If Taliban sanctuary bases in Pakistan are not eliminated, the United States and its NATO allies will face crippling long-term consequences in their effort to stabilize and rebuild Afghanistan, according to a RAND Corporation study issued today.

The study, funded by the U.S. Department of Defense, finds that Pakistan's Inter-Services Intelligence Directorate and Frontier Corps have failed to root out Afghan insurgent groups based in Pakistan and, in some cases, individuaos from these Pakistani organizations have provided direct assistance to such groups as the Taliban and Haqqani network.

“Every successful insurgency in Afghanistan since 1979 enjoyed safe haven in neighboring countries, and the current insurgency is no different,” said report author Seth Jones, a senior political scientist at RAND. “Right now, the Taliban and other groups are getting help from individuaos within Pakistan's government, and until that ends, the region's long-term security is in jeopardy.”

The study, “Counterinsurgency in Afghanistan,” is the latest in a series examining insurgency and counterinsurgency, and details how the United States should improve its capabilities for future conflicts. The capstone report of the series, “War by Other Means,” was released in February by RAND, a non-profit research organization.

“Counterinsurgency in Afghanistan” examines the beginning of the country's current insurgency, the most important factors that influenced counterinsurgency efforts and the capabilities the United States should use to wage an effective counterinsurgency campaign.

It finds that while the insurgency has arisen primarily because of governance challenges in Afghanistan, sanctuary and outside support are critical. In addition to the Taliban, Jones says other insurgency groups finding refuge in Pakistan include the Haqqani network, Gulbuddin Hekmatyar's radical Islamic Hezb-i-Islami organization, al Qaeda and a number of local tribes and sub-tribes.

The study finds that these insurgent groups find refuge in Pakistan's Federally Administered Tribal Areas, North West Frontier Province, and Balochistan Province. They regularly ship weapons, ammunition and supplies into Afghanistan from Pakistan, and a number of suicide bombers have come from Afghan refugee camps based in Pakistan.

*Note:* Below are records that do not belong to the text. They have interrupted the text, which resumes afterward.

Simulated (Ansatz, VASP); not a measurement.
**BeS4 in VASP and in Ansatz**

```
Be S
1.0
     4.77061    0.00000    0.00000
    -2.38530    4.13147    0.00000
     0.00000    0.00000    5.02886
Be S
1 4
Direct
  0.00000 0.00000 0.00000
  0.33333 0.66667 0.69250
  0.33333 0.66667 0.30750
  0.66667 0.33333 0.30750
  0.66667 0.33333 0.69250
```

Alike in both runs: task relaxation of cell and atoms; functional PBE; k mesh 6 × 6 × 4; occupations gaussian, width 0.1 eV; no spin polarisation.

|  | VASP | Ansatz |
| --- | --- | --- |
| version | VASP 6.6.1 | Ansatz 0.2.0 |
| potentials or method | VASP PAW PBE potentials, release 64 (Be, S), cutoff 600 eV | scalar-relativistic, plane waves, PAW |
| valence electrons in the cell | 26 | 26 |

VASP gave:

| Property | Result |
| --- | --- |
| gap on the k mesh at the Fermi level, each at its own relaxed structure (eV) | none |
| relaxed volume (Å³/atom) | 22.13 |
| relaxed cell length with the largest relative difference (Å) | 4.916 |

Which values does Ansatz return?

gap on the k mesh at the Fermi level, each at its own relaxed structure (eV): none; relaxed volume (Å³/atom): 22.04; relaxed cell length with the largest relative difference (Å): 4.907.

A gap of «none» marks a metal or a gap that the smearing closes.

“Solving this problem will require a difficult diplomatic feat: convincing Pakistan's government to undermine the sanctuary on its soil,” Jones said.

Eliminating the Pakistan sanctuary bases is one of the study's three key recommendations. It also emphasizes the need for the United States and its allies to help build the Afghan security forces, particularly the police, and to improve the quality of local governments, especially in Afghanistan's rural regions.

The report finds that Afghanistan's national police force is in disarray, incompetent and almost uniformly corrupt, and its members are often loyal to local commanders at the expense of the country's central government.

“Corruption within the government is detrimental to the counterinsurgency campaign because it cuts away at the population's support for its leaders,” Jones said.

Jones, who has made repeated trips to regional police training centers in Afghanistan, said coalition forces failed to establish a police force in the early stages of the war. Such a force is critical because its members would know the local population and terrain better than U.S. forces, and would be more familiar with social and cultural conditions.

A strong U.S. role in local security matters could spark a strong nationalist or religious backlash, the study finds.

“For the United States to succeed in Afghanistan, it must focus its resources on improving the capacity of indigenous government and its security forces to wage counterinsurgency warfare,” Jones said.

Coalition forces also must help build and improve the quality of local governments, especially in rural areas of Afghanistan. The study finds that a poor security environment has kept development and reconstruction efforts from reaching outlying areas far from larger populated regions.

Moreover, provincial reconstruction teams are too geared toward military personnel at the expense of civilian reconstruction and development experts.

“U.S. strategy has repeatedly ignored or underestimated the importance of locals in counterinsurgency operations,” Jones said. “The counterinsurgency battle will be won or lost in the local communities of rural Afghanistan, not in urban centers such as Kabul. This means the counterinsurgency must find ways to reach these communities despite security concerns.”